Zhao et al. (2019)#

Publication#

MoverScore: Text Generation Evaluating with Contextualized Embeddings and Earth Mover Distance

Repositories#

https://github.com/AIPHES/emnlp19-moverscore

Available Models#

This implementation wraps MoverScore from the original repository. The MoverScore model leaves all of the optional parameters as default. The MoverScoreForSummarization uses a stopword file following their example code.

  • MoverScore

    • Description: A text generation evaluation metric

    • Name: zhao2019-moverscore

    • Usage:

      from repro.models.zhao2019 import MoverScore
      model = MoverScore()
      inputs = [
          {"candidate": "The candidate summary", "references": ["The first reference", "The second"]}
      ]
      macro, micro = model.predict_batch(inputs)
      

      The macro results are the MoverScore scores averaged over the inputs. The micro results are the MoverScore results for each item in inputs.

  • MoverScoreForSummarization

    • Description: A variant of MoverScore which uses stopwords by default based on the example code.

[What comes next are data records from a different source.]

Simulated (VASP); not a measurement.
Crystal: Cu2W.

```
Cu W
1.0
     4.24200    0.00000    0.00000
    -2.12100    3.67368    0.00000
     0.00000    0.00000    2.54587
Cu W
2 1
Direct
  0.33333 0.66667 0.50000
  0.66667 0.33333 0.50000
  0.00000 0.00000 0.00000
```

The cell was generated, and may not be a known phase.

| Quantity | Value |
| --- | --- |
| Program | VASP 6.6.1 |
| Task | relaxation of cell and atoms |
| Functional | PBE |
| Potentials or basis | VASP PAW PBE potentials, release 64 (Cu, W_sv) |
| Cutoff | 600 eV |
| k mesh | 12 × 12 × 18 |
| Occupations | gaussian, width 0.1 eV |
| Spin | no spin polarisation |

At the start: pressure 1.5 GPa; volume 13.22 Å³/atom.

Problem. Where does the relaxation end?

    • Name: zhao2019-moverscore-summarization

    • Usage:

      from repro.models.zhao2019 import MoverScoreForSummarization
      model = MoverScoreForSummarization()
      inputs = [
          {"candidate": "The candidate summary", "references": ["The first reference", "The second"]}
      ]
      macro, micro = model.predict_batch(inputs)
      

      The macro results are the MoverScore scores averaged over the inputs. The micro results are the MoverScore results for each item in inputs.

Implementation Notes#

  • The current moverscore Python code does not appear to support GPUs, so even if you pass a GPU device to device, it will still run on CPU.

Docker Information#

  • Image name: zhao2019

  • Build command:

    repro setup zhao2019 [--silent]
    
  • Requires network: Yes, the library queries for a file even if the file is locally in the cache.

Testing#

repro setup zhao2019
pytest models/zhao2019/tests

Status#

  • [x] Regression unit tests pass
    See here

  • [ ] Correctness unit tests pass
    None provided in the original repo.

  • [ ] Model runs on full test dataset
    Not tested

  • [ ] Predictions approximately replicate results reported in the paper
    Not tested

  • [ ] Predictions exactly replicate results reported in the paper
    Not tested

Changelog#

v1.2#

  • Added GPU support

v1.1#

  • Switched the implementation to use the sentence_score function instead of the word_mover_score function directly. This now means that the IDF functionality is not implemented. This was changed because if you only passed 1 candidate to be scored, the IDF dict caused that to always receive a score of 1.0, and the score of one sentence depended on which other sentences were being scored at the same time.